Attaching accessories to the DJI Pocket 2 is easier than ever thanks to its modular design, so you’ll finally be able to attach a tripod or microphone to the base. There’s even a creator’s kit edition of the camera that comes with these accessories.
DJI has addressed other paint points of the original pocket-sized gimbal. There are now four microphones on the body, all strategically placed to avoid common hand holding spots, and directional audio to amp up where you’re pointing the camera.
Motion time lapses, which usually require a lot of camera equipment, return and are a cinch with the Pocket 2. They’re here alongside normal time lapse and hyperlapse modes, and you can now capture in RAW and use DJI’s ActiveTrack 3.0 tracking.
The camera specs are what have impressed us the most about this gimbal: a 1/1.7-inch sensor size edges out the iPhone 12 and Samsung Galaxy Note 20 Ultra, while the 20mm f/1.8 lens is brighter and wider than the original Osmo Pocket.
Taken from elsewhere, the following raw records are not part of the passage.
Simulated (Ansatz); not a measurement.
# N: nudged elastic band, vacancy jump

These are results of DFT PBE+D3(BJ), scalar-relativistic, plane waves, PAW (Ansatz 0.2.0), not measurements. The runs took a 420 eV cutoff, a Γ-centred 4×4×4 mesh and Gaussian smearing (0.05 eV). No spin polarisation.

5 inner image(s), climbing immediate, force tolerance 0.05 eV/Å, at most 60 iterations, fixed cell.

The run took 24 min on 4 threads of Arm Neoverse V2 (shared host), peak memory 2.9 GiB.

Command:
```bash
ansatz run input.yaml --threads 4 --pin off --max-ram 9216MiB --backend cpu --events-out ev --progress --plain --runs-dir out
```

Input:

Capturing 4K video – this stabilized, with this level of quality – in a pocketable form factor, makes the DJI Pocket 2 a one-of-a-kind gadget for creators. Best of all, it won’t need the constant calibration of larger camera gimbals
DJI Pocket 2 release date and price
You’ll be able to order the DJI Pocket 2 from November 1 (or October 31 in Europe) in a couple of different bundles.
There’s a basic bundle, costing $349 / £339 (around AU$623), which includes the Mini Control Stick and 1/4-inch tripod mount. But there’s also a DJI Pocket 2 Creator Combo available for $499 / £469 (around AU$860), which includes the basic bundle’s accessories plus a Wide-Angle Lens, Wireless Microphone and Windscreen, Do-It-All Handle, and Micro Tripod.
That’s similar pricing to the original DJI Osmo Pocket, and overall we think that’s decent value considering its upgrades. But whether you think it’s worth shelling out that extra sum on top of your smartphone costs depends on how much you need the DJI Pocket 2’s video features…
The Pocket 2 also supports several new accessories, including a sleek new charging case, wireless microphone set, waterproof housing, a smaller control wheel, extension rod, wide-angle lens, wireless module, and smartphone support system. The base is removable and lets you attach modular accessories like a base to attach the Micro Tripod, and a Do-It-All Handle with a tripod base, Wi-Fi and Bluetooth module, speaker, 3.5mm audio jack, and wireless microphone receiver.
Design and durability
The wand-shaped DJI Pocket 2 doesn’t look too different from its predecessor, but that’s a good thing for slipping this handheld camera stabilizer into your pocket.
Its 3-axis gimbal design has a tiny camera head on top, one that’s free to cancel out your shaky hand movement, while you hold the base and reference the framing on the tiny one-inch screen. The entire thing is still extremely light at just 117g.
What’s great about the Pocket 2 compared to the DJI OM 4 is that this setup won’t hog your precious smartphone. The camera used here is built-in and only uses your phone when you want a larger viewfinder for more granular controls.
The mode and record buttons are under the square-shaped reference screen, and there’s a new power button around the side. While you can still turn the gimbal on via the mode button, only the side-mounted power button can turn it off. That’s handy to avoid accidental shut-offs when cycling through modes.
There’s a USB-C port on the bottom, but it’s easier to connect the gimbal to a phone via universal port adapter that sits between the screen and buttons. Included in the Pocket 2 box are small Lightning and USB-C adapters that fit into this slot for easy phone attachment and video export.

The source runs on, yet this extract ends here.